When next you find yourself in conversation with an Air Vice-Marshal (it happens more often than you might think), do not on any account refer to “drones” and their use in modern warfare.

Ignore this advice and you could end up on the receiving end of some weapons-grade sarcasm, as witnessed in Vigil (BBC1, Sunday-Tuesday).

“They are never drones. That’s what you fly down the park,”

Air Vice-Marshal Marcus Grainger (Dougray Scott) tells DCI Amy Silva (Suranne Jones). Silva has been called in to investigate a suspected terror attack at a military base.

The correct term for a drone, of course, is an RPAS, or remotely piloted aircraft system. Yes, the military crime drama from the makers of Line of Duty is back for a second series with its love of jargon and cliffhanger endings intact.

READ MORE The Crown bows out with swipe at St Andrews

Same core cast too, led by Jones and Rose Leslie as Kirsten, her partner in life and work. There is one major change, though. While the 2021 series was set on a submarine, the second roams like a drone (sorry, an RPAS) between Scotland and the fictional Middle East kingdom of Wudyan.

Does the location switch matter? So far, not too much. Monday’s episode, when Silva went to Wudyan, was bogged down with exposition and baggier as a result, but there is so much else to compensate, including the rivalry between Silva and Grainger. As last time, Silva has to wade through an ocean of testosterone to be taken seriously.

The chemistry between Silva and Grainger works a treat. He’s almost flirting with her. “One misstep and you’ll find you can’t give your car with petrol,” he tells the detective in a beginner’s guide to oil politics.

“I drive an electric,” she replies.

“Of course you do,” he smiles.

Besides being a thrilling watch, Vigil is a handy reckoner to how much TV drama has changed. In 1994 Brookside was the talk of the tabloids with the first televised lesbian kiss. Heading into 2024 a prime-time drama features a same-sex couple and the relationship is treated as it should be, as routine.

The only eyebrow-raiser was seven months pregnant Kirsten, climbing from one high-rise balcony to another, like Tom Cruise with a baby bump. Definitely not one to try at home, pregnant or otherwise.

READ MORE Did Scotland's Home of the Year judges get it right?

Amy and Kirsten have three more episodes to crack the case. If the presenter of Killing Sherlock: Lucy Worsley on the Case of Conan Doyle (BBC2, Sunday) was assigned it would have been done and fingerprint-dusted by the end of episode one, spit-spot.

There is something of the Mary Poppins about our Lucy. She used to have a thing for hitting the dressing-up box, but these days she relies on enthusiasm to power herself along. What a lot of it she displays in this follow-on from a previous literary investigation into the life and works of Agatha Christie.

The central question for Lucy, a Sherlock fan from the age of nine, was this: “Why didn’t [his] creator, Arthur Conan Doyle, love him as much as the rest of us do?”
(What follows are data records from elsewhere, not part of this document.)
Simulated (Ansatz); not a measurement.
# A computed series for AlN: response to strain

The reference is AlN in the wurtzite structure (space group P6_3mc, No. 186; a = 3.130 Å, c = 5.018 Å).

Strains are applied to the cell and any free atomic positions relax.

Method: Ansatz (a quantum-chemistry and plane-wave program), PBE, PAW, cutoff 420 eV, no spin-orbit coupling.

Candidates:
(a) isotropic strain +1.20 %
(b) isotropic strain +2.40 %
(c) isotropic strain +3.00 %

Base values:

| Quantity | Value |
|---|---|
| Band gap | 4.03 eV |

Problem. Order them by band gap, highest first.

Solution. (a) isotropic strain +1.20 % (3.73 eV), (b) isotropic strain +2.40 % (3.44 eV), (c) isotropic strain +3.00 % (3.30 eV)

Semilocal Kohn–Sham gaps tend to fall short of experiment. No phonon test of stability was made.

After revealing that Conan Doyle, an ostensibly middle class young doctor, played the working class sport of football under an assumed name, it was off to the races for Lucy and her theory of duality. She interviewed academics and writers, explored archives and generally walked in Conan Doyle’s footsteps. It was fascinating and, there’s no other word for it, jolly good fun (except for a tragic bit, when Lucy looked suitably downcast at the cruelty of fate).

At another point she furrowed her brow over some bad reviews of the first Sherlock, A Study in Scarlet, published 1887. But lo, there was a positive piece from The Glasgow Herald, no less, that praised the character for his “preternatural sagacity” and saved the day. Lucy was thrilled, and I don’t mind saying my chest swelled with pride that some inky forebear had made that happen. Lucy herself has preternatural cheeriness, which ought to be a right pain in the Sherlocks but is in fact a lesson for us all.

For more TV reviews please subscribe

Did you make it through the final episodes of The Crown (Netflix)? Some have questioned the decision to end the drama with Charles and Camilla’s wedding, but after 60 hours I think we’ve seen it all, sometimes twice over. Although I would have like to seen Peter Morgan’s take on the Queen and indyref.

A new comedy double act made its debut in Mary Berry's Highland Christmas (BBC1, Wednesday). There was the lady herself, who has spent many a family Christmas in her mother’s homeland, and a young chap by the name of Andy Murray. Something in sports, I believe.

After confessing to eating sushi for Christmas dinner (“no comment” says Mary), Murray tried one of the “dad jokes” his oldest daughter, seven, now finds so embarrassing. I’ll leave it here for you to recycle at your own dinner table, or tell it to the goldfish.

Question: What time does Andy Murray go to bed?

Answer: Ten-ish.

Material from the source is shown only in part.